Smith v. Smith, No. 0337609 (Jul. 30, 1991)

[EDITOR'S NOTE: This case is unpublished as indicated by the issuing court.] MEMORANDUM OF DECISION On October 16, 1987 a dissolution action was filed by the plaintiff alleging that the marriage of the parties had broken down irretrievably. After many motions, the parties entered into a stipulated separation agreement on May 6, 1988. In reviewing the provisions of the agreement, it is a standard agreement providing for distribution of the real property, joint obligations, income tax, personal property and alimony. Each party agreed to a clause within the separation agreement that states "Each of the parties expressly agrees that each has entered into this Agreement upon mature consideration and that they have had the opportunity to discuss the provisions with counsel if they so choose."1

On May 6, 1988, Goldstein, J. entered a judgment dissolving the marriage. In reviewing the decree, this court finds it to reflect all of the provisions of the separation agreement. The plaintiff's attorney and the defendant, pro se, also certified that the judgment decree conformed to the court's findings.

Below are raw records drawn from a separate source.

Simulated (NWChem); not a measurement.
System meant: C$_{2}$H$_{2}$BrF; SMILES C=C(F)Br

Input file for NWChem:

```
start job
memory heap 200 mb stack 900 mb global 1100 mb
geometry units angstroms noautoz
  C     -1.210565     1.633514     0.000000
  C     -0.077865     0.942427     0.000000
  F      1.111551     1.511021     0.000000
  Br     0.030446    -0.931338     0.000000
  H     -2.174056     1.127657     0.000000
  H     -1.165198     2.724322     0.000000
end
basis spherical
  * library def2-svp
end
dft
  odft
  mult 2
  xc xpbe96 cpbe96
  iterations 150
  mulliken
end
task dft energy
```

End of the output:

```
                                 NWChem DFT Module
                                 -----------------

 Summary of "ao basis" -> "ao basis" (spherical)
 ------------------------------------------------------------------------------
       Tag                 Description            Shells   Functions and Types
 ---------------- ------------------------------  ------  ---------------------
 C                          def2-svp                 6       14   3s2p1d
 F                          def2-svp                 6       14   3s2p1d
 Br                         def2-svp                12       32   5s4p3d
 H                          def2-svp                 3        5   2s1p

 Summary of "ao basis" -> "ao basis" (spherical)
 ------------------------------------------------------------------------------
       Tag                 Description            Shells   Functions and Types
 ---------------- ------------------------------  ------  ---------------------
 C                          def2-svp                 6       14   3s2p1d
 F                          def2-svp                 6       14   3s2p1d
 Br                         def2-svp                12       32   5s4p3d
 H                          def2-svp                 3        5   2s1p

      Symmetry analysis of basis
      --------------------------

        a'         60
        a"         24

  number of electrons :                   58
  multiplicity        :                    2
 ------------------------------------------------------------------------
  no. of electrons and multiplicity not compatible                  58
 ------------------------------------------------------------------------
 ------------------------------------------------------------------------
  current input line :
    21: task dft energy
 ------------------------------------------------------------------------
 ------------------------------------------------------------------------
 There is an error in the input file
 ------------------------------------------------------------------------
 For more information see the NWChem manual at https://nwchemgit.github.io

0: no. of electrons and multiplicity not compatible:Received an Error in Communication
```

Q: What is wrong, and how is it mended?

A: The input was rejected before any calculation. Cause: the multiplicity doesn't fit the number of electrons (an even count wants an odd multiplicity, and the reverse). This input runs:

On May 11, 1989, more than a year after judgment, the defendant filed a motion to re-open the May 6, 1988 judgment. On August 8, 1989 the defendant withdrew his motion to re-open. No court action was taken on either of these motions, and the record indicates that on July 27, 1990 the defendant, pro se, filed a second motion to re-open. It is the subsequent July 27, 1990 motion to re-open that is before this court.2

In examining the motion, the court finds forty-two paragraphs consisting of five counts. The first count claims that but for certain fraudulent financial misrepresentations of the plaintiff, the defendant would not have signed the separation agreement. Count two claims that the plaintiff fraudulently concealed checkbook expenditures, that if known to the defendant, he would not have signed the separation agreement. Count three claims that the plaintiff breached an oral agreement with the defendant that allowed her to remove property from the marital home and to reimburse the defendant for one-half of the replacement cost of the items.

Count four claims that the parties entered into an agreement that allowed defendant to have access to his equity in the marital home. In reliance upon that agreement, the defendant invested $5,000 as a down payment on a condominium in Puerto Rico. Defendant claims that the plaintiff changed her CT Page 6215 mind and breached their agreement which caused him to lose his $5,000 investment.

Count five claims that the plaintiff lied to the defendant about the extent of her involvement with another man and that if he knew the true nature of this involvement he would not have signed the separation agreement. Last, count six is similar to court five, except that if the defendant would have known the nature of the relationship, he would not have given the plaintiff certain properties.

It is well established that fraud may be the basis for setting a judgment aside as long as (1) the movant is not guilty of laches or unreasonable delay after discovering the fraud, (2) the movant is diligent in attempting to discover and expose the fraud, (3) there is clear proof of the fraud, and (4) there is a substantial likelihood that the result of a new trial will be different. Jucker v. Jucker, 190 Conn. 674, 677 (1983); Greger v. Greger, 22 Conn. App. 596, 598 (1990).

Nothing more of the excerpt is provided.